Flowers In the Dirt is the most recent album in McCartney's discography to receive the Archive treatment. In terms of content it is easily the richest, most satisfying collection in the series. Where previous entries sometimes skimped in terms of bonus audio and video content (Wings At the Speed of Sound is embarrassing for its lack of worthwhile audio/visual extras), Flowers is packed to the gills. What's more significant, much of the non-album content is highly re-listenable. Though the actual Flowers album only contains four of McCartney's collaborations with Elvis Costello (credited by his birth name Declan MacManus), the Archive set seeks to complete the story of their work together.

The two bonus CDs each contain nine songs (same tracklist for both discs) co-written by Paul and Elvis. The first disc holds the previously bootlegged (but never better sounding) two-man demos that feature just the two artists harmonizing while accompanying themselves on acoustic guitars and piano. The second disc features the nine songs fleshed out in full band arrangements. Comparing the sparse demos to the band performances makes for fascinating listening ("Tommy's Coming Home" undergoes a radical transformation). The four that ended up on Flowers appear to be the same basic tracks that eventually became the album masters (it's still cool the hear them in minimally-produced form). The evolution of these songs provides a look at the album Flowers might've been had it remained focused on Paul/Elvis collaborations. 

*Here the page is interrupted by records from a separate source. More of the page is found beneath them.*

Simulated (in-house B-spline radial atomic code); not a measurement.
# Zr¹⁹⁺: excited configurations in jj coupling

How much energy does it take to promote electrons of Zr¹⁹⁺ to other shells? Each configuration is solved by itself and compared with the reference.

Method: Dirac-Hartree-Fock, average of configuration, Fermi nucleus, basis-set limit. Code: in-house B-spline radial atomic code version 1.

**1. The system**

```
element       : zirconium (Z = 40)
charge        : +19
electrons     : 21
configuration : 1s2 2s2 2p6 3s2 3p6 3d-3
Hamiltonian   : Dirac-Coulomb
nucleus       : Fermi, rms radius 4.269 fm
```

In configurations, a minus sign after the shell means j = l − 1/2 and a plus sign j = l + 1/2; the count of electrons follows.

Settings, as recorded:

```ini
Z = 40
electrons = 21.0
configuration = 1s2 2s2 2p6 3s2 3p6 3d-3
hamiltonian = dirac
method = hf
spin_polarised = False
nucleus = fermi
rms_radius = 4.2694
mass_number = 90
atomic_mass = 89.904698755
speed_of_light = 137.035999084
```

rsz_flowers_in_the_dirt_cover.jpg The biggest downfall of this Archive Collection is the material that should've been included as a third audio CD, but is instead relegated to download-only status. On Archive releases past, B-sides and other previously-released related tracks were included on CD. For whatever reasons, McCartney (who is reportedly involved in all stages of these collections) decided that collector's and hardcore fans (the very types who are willing to shell out over a $100 bucks for such a set) didn't need Flowers B-sides and remixes on physical media. Download them, back them up, burn them to CD-R, try not to lose track of the files... it's an inexcusable crock of crap that leaves an ugly blemish on an otherwise superb package.

Most of these download-only tracks (provided as .WAV files in the advance review package) are indeed very difficult to find on out-of-print CD singles and were a McCartney fan's dream to have gathered in one place on permanent, collectible media stored securely within the box set. In addition to the 13 rare B-sides (including the terrific McCartney/MacManus "Back On My Feet") and remixes (the 12" "Figure Of Eight" is better than the album version), there are three additional McCartney/MacManus tunes billed as "cassette demos." Even considering it would spoil the nine-track symmetry of the two bonus CDs, these three belonged with the other demos. And by the way, all of the McCartney/MacManus tunes from discs one and two—PLUS the three "cassette demos"—all could've fit on a single disc. 

Amidst all the analysis of what is or is not satisfactory in terms of packaging and extra material, it's easy to lose sight of one of the main components of the Archive project: the remastering of the original album. I did drag out both the original 1989 CD and the 1993 Paul McCartney Collection edition (my preference between those is the '89 as the '93 sounds thinner) for a comparison. The difference in the new version is immediately recognizable: punchier bottom end and notably more separation in the mix, making individual elements easier to focus on. We're not necessarily talking 'night and day'-level difference, because the '89 master holds up quite well. But to my ears, the improvement is clear (and the loudness increase is relatively restrained—while I haven't opened up the files to inspect their visual form, it does sound like care was taken to preserve the dynamics).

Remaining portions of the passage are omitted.